An onlooker spoke out in defense of the vendor, who looked stunned and sad. “This is law and order in action,” the officer said.
So when carrying cash, be wary that the police might get “suspicious” and seize it.
Money, freedom of speech and fancy technology probably won’t be of any use if everyone is dead.
There have been five mass extinctions in Earth’s history so far. The first one was half a billion years ago, and the last one happened about 65 million years ago when the dinosaurs bit the dust. The three in between were the result of massive volcanic eruptions and climate change. All of these events wiped out the majority of life on the planet.
Some scientists believe that humans have triggered a sixth mass extinction event, coined the Anthropocene.
According to The Guardian, the Anthropocene is signaled by a rapid increase in the extinction rate of plants and animals. Causes of the extinction are carbon dioxide emissions, which alter global temperatures, fertilizer runoff that causes ocean dead zones, deforestation and plastic litter which permeates every inch of the planet.
Oil companies like Exxon Mobile have been researching climate change perhaps longer than anyone and have known about its existence since the early 1980s. And yet, their actions protect their own financial interest, not the planet.
Exxon and other energy giants fund lobbying and public relations to downplay and in some cases reject the existence of climate change. And it doesn’t help that the Trump administration seems to shrug off climate change as a non-issue, withdrawing from the Paris Climate Agreement and even appointing former Exxon CEO Rex Tillerson as the Secretary of State.
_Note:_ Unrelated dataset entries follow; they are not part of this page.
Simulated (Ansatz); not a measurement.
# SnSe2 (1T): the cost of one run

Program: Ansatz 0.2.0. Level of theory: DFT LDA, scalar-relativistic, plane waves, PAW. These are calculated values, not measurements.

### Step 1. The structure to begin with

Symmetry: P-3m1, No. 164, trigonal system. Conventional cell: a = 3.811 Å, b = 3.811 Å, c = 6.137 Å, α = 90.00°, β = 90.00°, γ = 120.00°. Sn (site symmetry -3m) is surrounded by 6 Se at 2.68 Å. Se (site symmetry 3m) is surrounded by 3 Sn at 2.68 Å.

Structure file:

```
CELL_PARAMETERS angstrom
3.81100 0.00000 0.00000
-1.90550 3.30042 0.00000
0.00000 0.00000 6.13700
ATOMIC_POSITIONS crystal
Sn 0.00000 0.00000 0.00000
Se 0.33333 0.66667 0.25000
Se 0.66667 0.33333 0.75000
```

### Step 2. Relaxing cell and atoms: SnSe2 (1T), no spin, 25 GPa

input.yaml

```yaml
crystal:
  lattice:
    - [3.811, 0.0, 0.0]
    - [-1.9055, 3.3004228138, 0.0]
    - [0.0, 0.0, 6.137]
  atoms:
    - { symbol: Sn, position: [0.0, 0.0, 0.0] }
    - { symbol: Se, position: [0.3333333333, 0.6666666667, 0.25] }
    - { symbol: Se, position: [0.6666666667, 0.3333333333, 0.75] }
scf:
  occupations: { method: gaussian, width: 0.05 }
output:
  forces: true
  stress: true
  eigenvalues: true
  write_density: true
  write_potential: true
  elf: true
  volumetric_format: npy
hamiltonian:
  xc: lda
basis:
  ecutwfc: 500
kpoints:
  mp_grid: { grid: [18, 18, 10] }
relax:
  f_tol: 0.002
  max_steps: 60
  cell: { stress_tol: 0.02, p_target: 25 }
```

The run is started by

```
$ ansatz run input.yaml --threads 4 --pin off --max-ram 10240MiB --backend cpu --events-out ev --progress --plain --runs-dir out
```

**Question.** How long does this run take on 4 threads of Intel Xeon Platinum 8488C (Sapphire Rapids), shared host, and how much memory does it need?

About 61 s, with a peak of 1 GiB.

Native American filmmaker Alanis Obomsawin said “when the last tree has been cut down, the last fish caught, the last river poisoned, only then will we realize that one cannot eat money.” Now that’s scary.
So, while Yellowstone erupts and the state-run media censors it, while biometric data is used to arrest citizens without probable cause and seize their assets without due process, just remember the bright side, we are all going extinct, — and of course, have a Happy Halloween.